2009 December « Pete Warden's blog

Photo by Stitch

As I've been searching for a solution to my big-data analysis problems, I've been very impressed by MongoDB's features, but even more by their astonishing level of support. After mentioning I was having trouble running Mongo in my benchmark, Kristina from 10Gen not only fixed the bug in my code, she then emailed me an optimization (using the built-in _id in my array), and after that 10gen's Mathias Stearn let me know the latest build contained some more optimizations for that path. After burning days dealing with obscure Tokyo problems I know how much time responsive support can save, so it makes me really want to use Mongo for my work.

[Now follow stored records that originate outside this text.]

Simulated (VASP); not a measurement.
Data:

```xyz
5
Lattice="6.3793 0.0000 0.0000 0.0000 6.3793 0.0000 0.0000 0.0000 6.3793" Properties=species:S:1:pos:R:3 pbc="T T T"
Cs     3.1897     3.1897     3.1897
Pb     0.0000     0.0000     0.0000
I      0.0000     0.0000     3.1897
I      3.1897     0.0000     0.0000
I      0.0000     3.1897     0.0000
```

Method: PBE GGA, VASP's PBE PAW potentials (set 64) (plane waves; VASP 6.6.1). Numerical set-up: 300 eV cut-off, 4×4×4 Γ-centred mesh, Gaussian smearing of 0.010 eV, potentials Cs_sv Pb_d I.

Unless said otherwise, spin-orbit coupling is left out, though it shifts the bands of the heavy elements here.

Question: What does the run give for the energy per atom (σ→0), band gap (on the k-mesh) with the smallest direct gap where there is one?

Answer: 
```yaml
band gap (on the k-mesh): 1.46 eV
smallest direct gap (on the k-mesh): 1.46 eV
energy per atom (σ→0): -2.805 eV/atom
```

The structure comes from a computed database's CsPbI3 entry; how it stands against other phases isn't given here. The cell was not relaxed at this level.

The only fly in the ointment was the lack of Unix domain socket support. I'm running my analysis jobs on the same machine as the database, and as you can see from my benchmark results, using a file socket rather than TCP on local host speeds up my runs significantly on the other stores that support it. I already added support to Redis, so I decided to dive into the Mongo codebase and see what I could manage.

Here's a patch implementing domain sockets, including a diff and complete copies of the files I changed. Running the same benchmarks gives me a time of 35.8s, vs 43.9s over TCP, and 28.9s with the RAM cache vs 31.1s on TCP. These figures are only representative for my case, large values on a single machine, but generally they demonstrate the overhead of TCP sockets even if you're using localhost. To use it yourself, specify a port number of zero, and put the socket location (eg /tmp/mongo.sock) instead of the host name. I've patched the server, the command-line shell, and the PHP driver to all support file sockets this way.

I don't know what Mongo's policy is on community contributions, I primarily wrote this patch to scratch my own itch, but I hope something like this will make it into the main branch. Writing the code is the easy bit of course, the real challenge is testing it across all the platforms and configurations!

Photo by Olduser

In my previous post I gave raw timings for a typical analysis job on top of various key/value stores. In practice I use another trick to speed up these sort of processes; caching values in RAM for the duration of a run and then writing them all out to the store in one go at the end. This helps performance because there's some locality in the rows I'm accessing, so it's worth keeping previously-fetched or written data in memory and reducing the amount of disk IO needed. If this helps you will depend on your database usage patterns, but I've found it invaluable for my analysis of very large data sets.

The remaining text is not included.